PF mentor Dalespam said, "Energy is a property, not a "thing"

Then Dalespam said, "You can convert things with energy (e.g. a pair of photons) into other things with energy (e.g. an electron and positron). Energy doesn't exist by itself, so you cannot simply convert energy (without an accompanying thing) into matter.

This is important because any of the things that have energy also have other properties, such as spin, or momentum, or charge, etc."


That struck me as very profound, because it is very tempting to think of energy as something that does exist by itself. I had never heard an explicit statement so direct as Dalespam's, "Energy is a property, not a "thing" I have been mulling on that ever since. Thank you Dalespam for the stimulation.

But yesterday, I thought of the Higgs Field with it's mexican hat property of having nonzero energy at zero field strength.

Wikipedia says ...the Higgs field[6][7]—a fundamental field of crucial importance to particle physics theory,[7] first suspected to exist in the 1960s, that unlike other known fields such as theelectromagnetic field, takes a non-zero constant value almost everywhere. - https://en.wikipedia.org/wiki/Higgs_boson

If the Higgs field exists everywhere, then it is not a property of the "things" in the region, where "things: can be defined as particles including photons. The things can't be Higgs Bosons because (according to that sme Wikipedia article) Higgs Bosons are produced only when the Higgs field is excited, thus implying that an unexcited Higgs Field exists with no Higgs Bosons.

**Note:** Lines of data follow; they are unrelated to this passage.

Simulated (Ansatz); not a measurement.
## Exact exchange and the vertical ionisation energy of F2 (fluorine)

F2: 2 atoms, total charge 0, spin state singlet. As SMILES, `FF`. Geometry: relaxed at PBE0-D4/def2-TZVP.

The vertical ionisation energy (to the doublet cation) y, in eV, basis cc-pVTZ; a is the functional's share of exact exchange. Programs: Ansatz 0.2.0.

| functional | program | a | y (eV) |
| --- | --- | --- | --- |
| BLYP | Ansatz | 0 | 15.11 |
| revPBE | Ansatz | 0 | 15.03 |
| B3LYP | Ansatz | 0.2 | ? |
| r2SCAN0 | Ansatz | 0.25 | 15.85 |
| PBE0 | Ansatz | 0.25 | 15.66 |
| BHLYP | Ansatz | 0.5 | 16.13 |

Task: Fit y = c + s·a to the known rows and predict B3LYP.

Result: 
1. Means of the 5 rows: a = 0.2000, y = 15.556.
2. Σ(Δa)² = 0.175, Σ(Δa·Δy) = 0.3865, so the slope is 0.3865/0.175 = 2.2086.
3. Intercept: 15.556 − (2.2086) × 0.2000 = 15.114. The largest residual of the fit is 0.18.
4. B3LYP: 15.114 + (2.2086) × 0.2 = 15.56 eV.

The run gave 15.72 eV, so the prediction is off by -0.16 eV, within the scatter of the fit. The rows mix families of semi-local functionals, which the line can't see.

The same mexican hat property is said to apply to the hypothesized inflaton field (https://en.wikipedia.org/wiki/Inflaton). I think it is correct to say that the narrative of inflation theory is that the existence of energy precedes the existence of photons and particles.

I'm sorry to have to try to pose a scientific question dependent on the definition of "thing." My question:

Are the the Higgs Field and the inflaton fields exceptions to the statement, "Energy doesn't exist by itself"?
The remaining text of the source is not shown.